Encourage students to document their initial ideas and explain why they picked the solution they will use for their first prototype. Ask them to describe how they will evaluate their ideas throughout the project. That way, when they are reviewing and revising, they will have specific information they can use to evaluate their solution and decide whether or not it was effective.

Language Arts Extension

To incorporate language arts skills development, have your students:

Option 1

• Use their written work, sketches, and/or photos to summarize their design process and create a final report
• Create a video demonstrating their design process starting with their initial ideas and ending with their completed project
• Create a presentation about their program
• Create a presentation that connects their project with real-world applications of similar systems and describes new inventions that could be made based on what they have created

Option 2
Also, in this lesson, your students created a system that moved a ball along a path, mimicking the systems used in modern manufacturing.

• Think about whether modern manufacturing operations should be concerned about internet security or internal data security, and write a descriptive essay about modern manufacturing and the use of cloud data
• Describe the use of conveyor systems in fulfillment centers for online shopping operations
• Discuss the pros and cons of storing consumer purchasing data in the cloud

Math Extension

In this lesson, your students created a system that moved a ball along a path, mimicking the systems used in modern manufacturing. Many modern manufacturing processes utilize automation for production and quality control. A form of artificial intelligence called machine learning can be used to analyze performance data and generate new procedures to improve overall performance and efficiency. Manufacturing engineers do this by collecting vast data sets describing system performance and efficiency. Machine learning algorithms are used to analyze these data sets to help make decisions that improve performance and efficiency.

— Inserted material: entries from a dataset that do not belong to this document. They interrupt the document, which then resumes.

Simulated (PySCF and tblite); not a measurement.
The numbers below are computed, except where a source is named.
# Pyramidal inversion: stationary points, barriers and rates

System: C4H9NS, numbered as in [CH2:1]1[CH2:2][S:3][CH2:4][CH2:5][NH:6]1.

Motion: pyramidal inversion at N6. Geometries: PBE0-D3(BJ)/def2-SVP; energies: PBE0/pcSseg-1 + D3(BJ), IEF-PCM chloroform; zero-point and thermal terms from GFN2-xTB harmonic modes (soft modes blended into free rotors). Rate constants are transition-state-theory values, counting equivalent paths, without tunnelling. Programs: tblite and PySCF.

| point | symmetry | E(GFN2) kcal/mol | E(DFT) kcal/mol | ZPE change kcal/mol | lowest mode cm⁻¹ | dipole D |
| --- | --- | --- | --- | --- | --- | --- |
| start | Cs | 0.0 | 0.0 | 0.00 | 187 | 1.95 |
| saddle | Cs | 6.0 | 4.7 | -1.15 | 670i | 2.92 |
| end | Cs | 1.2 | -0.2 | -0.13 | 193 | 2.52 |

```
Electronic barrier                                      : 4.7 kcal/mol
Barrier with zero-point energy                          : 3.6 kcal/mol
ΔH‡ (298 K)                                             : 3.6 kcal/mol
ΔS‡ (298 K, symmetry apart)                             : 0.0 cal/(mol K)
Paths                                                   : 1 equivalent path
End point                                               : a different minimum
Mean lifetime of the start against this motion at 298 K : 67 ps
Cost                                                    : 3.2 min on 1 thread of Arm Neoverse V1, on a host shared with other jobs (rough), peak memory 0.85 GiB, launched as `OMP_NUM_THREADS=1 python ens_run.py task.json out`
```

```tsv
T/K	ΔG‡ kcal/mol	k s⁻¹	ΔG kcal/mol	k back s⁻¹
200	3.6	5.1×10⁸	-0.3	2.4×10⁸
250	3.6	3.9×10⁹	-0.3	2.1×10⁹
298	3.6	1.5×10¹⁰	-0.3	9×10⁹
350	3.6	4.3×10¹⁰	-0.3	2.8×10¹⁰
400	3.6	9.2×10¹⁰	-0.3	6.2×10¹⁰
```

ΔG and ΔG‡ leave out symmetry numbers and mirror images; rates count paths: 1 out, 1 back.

To incorporate math skills development, and explore manufacturing-related topics, such as quality control and machine learning, have your students:

• Add hardware and software to their designs to measure performance and think of ways they can represent their machine’s performance using quantitative measures

• Keeping in mind that when performing quality control and performance analysis, machines and humans alike must assess what's “good enough," develop quantitative representations of “good enough” for their designs

• Keeping in mind that machine learning is the tool to use when exploring large data sets and trying to figure out complex relationships between machine data (i.e., the steps it followed) and performance, list as many variables as possible that are present in their systems and might impact their performance and efficiency

Building Ideas
Give your students an opportunity to build some examples from the links below. Encourage them to explore how these systems work and to brainstorm how these systems could inspire a solution to the Design Brief.

• Ball Rest 1
• Catch
• Color Sensor 2
• Grabber
• Ramp
• Seesaw
• Tracks
• Turntable

Testing Tips
Encourage your students to design their own tests setup and procedure to select the best solution. These tips can help your students as they set up their test:

• Create testing tables to record your observations.
• Evaluate the precision of your robotic system by comparing the expected results with the actual results.
• Repeat the test at least three times.

Sample Solution
Here is a sample solution that meets the Design Brief criteria:

EV3 MicroPython Sample Program

#!/usr/bin/env pybricks-micropython

from pybricks import ev3brick as brick
from pybricks.ev3devices import Motor, TouchSensor, ColorSensor
from pybricks.parameters import Port, Stop, Direction, SoundFile
from pybricks.tools import wait
from random import randint

# Configure the belt motor, which drives the conveyor belt.  Set the
# motor direction to counterclockwise, so that positive speed values
# make the conveyor move upward.
belt_motor = Motor(Port.A, Direction.COUNTERCLOCKWISE)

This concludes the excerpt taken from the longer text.